The investor group has about 150 employees, most of them farmers.
Employees at the unit of Toronto-based insurer Manulife Financial are in constant conversation with other farmers, scoping out opportunities such as the 73 ha cranberry bog in Wisconsin the company bought in September. It's now part of the 931 ha of cranberries that it manages for pension funds and other institutional investors, among 121,406 ha of other assets that include walnuts, corn and wheat across the US, Australia, and Canada.
Agriculture is a long-term investment, letting Hancock withstand periods of low returns for clients with decades-long liabilities. The average annual return on Hancock Agriculture's portfolio for the last decade was 14 per cent, compared with 7.5 per cent for the Standard & Poor's 500 Index.
"It's not about 'where is the industry today' but 'do you believe in the industry long-term,'" Williams said.
The US$3.55 billion industry is still reeling from 2013, when a record 8.8 million barrels of cranberries was harvested in the US, an 11 per cent jump from the prior year, according to the Cranberry Marketing Committee, the industry group that promotes the berries.

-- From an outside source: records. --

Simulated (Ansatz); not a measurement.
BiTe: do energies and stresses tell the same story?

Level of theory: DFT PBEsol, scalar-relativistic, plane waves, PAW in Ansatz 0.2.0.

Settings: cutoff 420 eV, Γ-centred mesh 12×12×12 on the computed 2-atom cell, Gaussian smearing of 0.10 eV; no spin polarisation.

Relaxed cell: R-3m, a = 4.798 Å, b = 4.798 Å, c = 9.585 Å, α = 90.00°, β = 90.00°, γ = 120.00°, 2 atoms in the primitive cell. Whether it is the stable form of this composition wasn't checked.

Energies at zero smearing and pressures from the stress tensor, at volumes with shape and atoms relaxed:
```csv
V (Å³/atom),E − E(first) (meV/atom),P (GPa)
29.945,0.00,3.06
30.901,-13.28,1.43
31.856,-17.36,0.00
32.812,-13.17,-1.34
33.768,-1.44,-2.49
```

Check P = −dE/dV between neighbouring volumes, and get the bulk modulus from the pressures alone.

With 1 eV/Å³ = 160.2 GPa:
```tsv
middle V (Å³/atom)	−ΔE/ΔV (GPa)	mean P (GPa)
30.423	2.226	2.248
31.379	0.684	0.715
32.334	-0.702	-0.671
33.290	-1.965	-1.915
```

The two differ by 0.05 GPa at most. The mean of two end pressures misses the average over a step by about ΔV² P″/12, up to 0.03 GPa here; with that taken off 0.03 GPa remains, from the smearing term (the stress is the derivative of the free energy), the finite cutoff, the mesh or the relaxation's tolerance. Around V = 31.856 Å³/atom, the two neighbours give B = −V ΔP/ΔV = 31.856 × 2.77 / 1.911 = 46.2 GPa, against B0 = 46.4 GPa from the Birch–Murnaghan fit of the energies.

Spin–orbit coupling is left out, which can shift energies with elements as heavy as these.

The bright red fruit flooded the market, pushing down prices as low as US$8 per 45 kg barrel, from about US$40 in 2010, according to the Wisconsin State Cranberry Growers Association. It costs about US$30 a barrel to produce. Last year's harvest came in at 8.1 million barrels, the second-highest ever.
About a dozen marshes were abandoned in 2015, when farmers simply declared bankruptcy and walked away, according to Michelle Hogan, executive director of the Cranberry Marketing Committee. About 30 farms have been sold nationwide, with about half in Wisconsin, she said.
"It's going to be a rough ride for the next few years," said Tom Lochner, executive director of the commodity's association in Wisconsin, the US state that produces more than half the world's supply of cranberries. Aside from overproduction, farmers face stagnant local demand as Americans still think of cranberries as a holiday fruit, eating a third of the harvest over Thanksgiving and Christmas.
The average American consumes about 0.9kg of cranberries a year, relatively unchanged for at least a decade, as cranberries compete with other healthy fruits including pomegranates. So farmers are looking abroad for growth, with about 35 per cent of local production shipped overseas, according to the cranberry marketing organisation. About a third of it lands in the UK, Germany and France.
One of the fastest-growing markets is China, where exports jumped 41 per cent this season, according to the marketing committee. The industry group is focusing on millennial women in cities like Beijing where a burgeoning middle class can afford the specialty item. The group has a budget of about US$1 million to attend trade shows and start online advertising campaigns there. Ocean Spray, the US cooperative of cranberry and grapefruit farmers, this year opened a shop on Alibaba, China's largest online retailer.
Foreign expansion, along with a slowdown in production, may help buoy prices. It's welcome news for Van Wychen and her family, who all pitched in more than ever on the marsh this year to plant and harvest the fruit that goes into her jellied cranberry - the centerpiece of Christmas dinner with a recipe passed down from her grandmother.
"As farmers, we learn to grow them so well that there's an oversupply," she said. "The cranberry marsh is a wonderful place to live and raise a family and I want that for the next generation but it's just kind of tough times right now."